Paiza Engineering Blog

Engineering blog of browser-based web development environment PaizaCloud Cloud IDE ( https://paiza.cloud/ ), online compiler and editor Paiza.IO( https://paiza.IO/ )

Jupyter Notebook online in 3 seconds with PaizaCloud Cloud IDE

f:id:paiza:20171227154920p:plain
(English article is here)

f:id:paiza:20151217152725j:plainHello I'm Tsuneo(@).

Python is one of the most popular programming languages for data processing, Web service, Web scraping, or creating bots. Nowadays, Python is getting more popular for machine learning and AI because it has great libraries for it.

But, Python alone does not have the graphical features like showing tables, graphs, or figures that is essential for analyzing data.

Here comes Jupyter Notebook.

With Jupyter Notebook, you can write Python code in your browser, and view the graphs or figures in it.

Also, Jupyter Notebook enables you to write documents using Markdown. So, you can put the program and document together, and even share it with others.

Yes, Jupyter Notebook is an all-in-one package to start Python programming.

But, to use Jupyter Notebook on your PC, you need to install Python, Jupyter Notebook, or libraries and set up those. Because each PC has a different OS, version, software, or configuration, installation often fails with errors, or may break other software environment.
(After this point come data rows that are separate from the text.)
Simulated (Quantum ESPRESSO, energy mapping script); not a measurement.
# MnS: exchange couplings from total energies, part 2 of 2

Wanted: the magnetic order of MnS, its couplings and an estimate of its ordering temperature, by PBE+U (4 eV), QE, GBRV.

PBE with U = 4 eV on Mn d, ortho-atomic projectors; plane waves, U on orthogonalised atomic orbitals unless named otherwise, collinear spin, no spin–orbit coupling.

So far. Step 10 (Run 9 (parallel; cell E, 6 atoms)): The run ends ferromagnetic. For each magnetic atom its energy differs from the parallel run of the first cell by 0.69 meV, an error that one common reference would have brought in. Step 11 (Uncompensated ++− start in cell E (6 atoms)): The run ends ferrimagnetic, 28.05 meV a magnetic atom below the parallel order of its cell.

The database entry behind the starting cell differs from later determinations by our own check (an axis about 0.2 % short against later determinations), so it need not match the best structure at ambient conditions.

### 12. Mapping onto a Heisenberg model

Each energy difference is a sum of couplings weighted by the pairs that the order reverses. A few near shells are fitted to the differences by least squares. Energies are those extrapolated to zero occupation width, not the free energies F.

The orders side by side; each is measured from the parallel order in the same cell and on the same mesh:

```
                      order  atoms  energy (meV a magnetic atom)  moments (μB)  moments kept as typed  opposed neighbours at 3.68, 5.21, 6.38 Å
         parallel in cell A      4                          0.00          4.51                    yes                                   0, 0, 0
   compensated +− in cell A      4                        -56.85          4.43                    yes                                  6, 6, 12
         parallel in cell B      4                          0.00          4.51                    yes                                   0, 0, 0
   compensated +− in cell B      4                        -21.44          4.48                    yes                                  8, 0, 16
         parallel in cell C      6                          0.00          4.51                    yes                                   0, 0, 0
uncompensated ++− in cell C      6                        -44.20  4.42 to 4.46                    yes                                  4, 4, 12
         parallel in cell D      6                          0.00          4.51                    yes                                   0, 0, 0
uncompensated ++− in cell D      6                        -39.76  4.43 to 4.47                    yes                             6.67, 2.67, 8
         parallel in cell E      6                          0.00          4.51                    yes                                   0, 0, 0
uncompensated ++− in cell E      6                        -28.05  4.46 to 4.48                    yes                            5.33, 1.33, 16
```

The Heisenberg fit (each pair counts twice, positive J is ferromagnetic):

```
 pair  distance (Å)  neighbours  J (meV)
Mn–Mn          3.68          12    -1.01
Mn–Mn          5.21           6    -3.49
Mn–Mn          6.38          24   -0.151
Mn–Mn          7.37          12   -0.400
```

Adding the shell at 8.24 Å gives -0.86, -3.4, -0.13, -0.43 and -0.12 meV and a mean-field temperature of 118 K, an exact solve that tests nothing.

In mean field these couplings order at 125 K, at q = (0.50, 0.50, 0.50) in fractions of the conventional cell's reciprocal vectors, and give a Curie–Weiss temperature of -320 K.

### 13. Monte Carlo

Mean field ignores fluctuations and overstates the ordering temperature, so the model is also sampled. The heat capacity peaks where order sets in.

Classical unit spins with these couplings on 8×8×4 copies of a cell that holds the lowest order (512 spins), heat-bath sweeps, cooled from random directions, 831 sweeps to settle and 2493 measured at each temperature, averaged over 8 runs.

If you have PCs at home and at your office, you may need to install it to both PCs, and you cannot share data with those PCs.

So, here, we use PaizaCloud .

PaizaCloud is a browser-based development environment. You no longer need to install and set up the development environment. You can casually just start Web or application development right now.

PaizaCloud have pre-installed Jupyter Notebook So, you can start Python programming, anywhere, anytime. Also, major libraries like NumPy, SciPy, Pandas, or Django are also installed.

As PaizaCloud have browser-based file management, text editor, terminal, and browser(browser-in-browser), you can easily combine Python with other tools or files.

As Jupyter Notebook runs in the cloud with PaizaCloud, you can also create the note on Windows or Mac, and view it on tablet like iPad.

As both Jupyter Notebook and PaizaCloud are for casual development, those are the best combination for Python development.

Now, let's start Python programming with Jupyter Notebook and PaizaCloud!

Getting started with PaizaCloud Cloud IDE

Let's start!

Here is the website of PaizaCloud Cloud IDE.

https://paiza.cloud/

Just sign up with email and click a link in the confirmation email. You can also sign up with GitHub or Google.

Create new server

Next, let's create a new server for the development workspace.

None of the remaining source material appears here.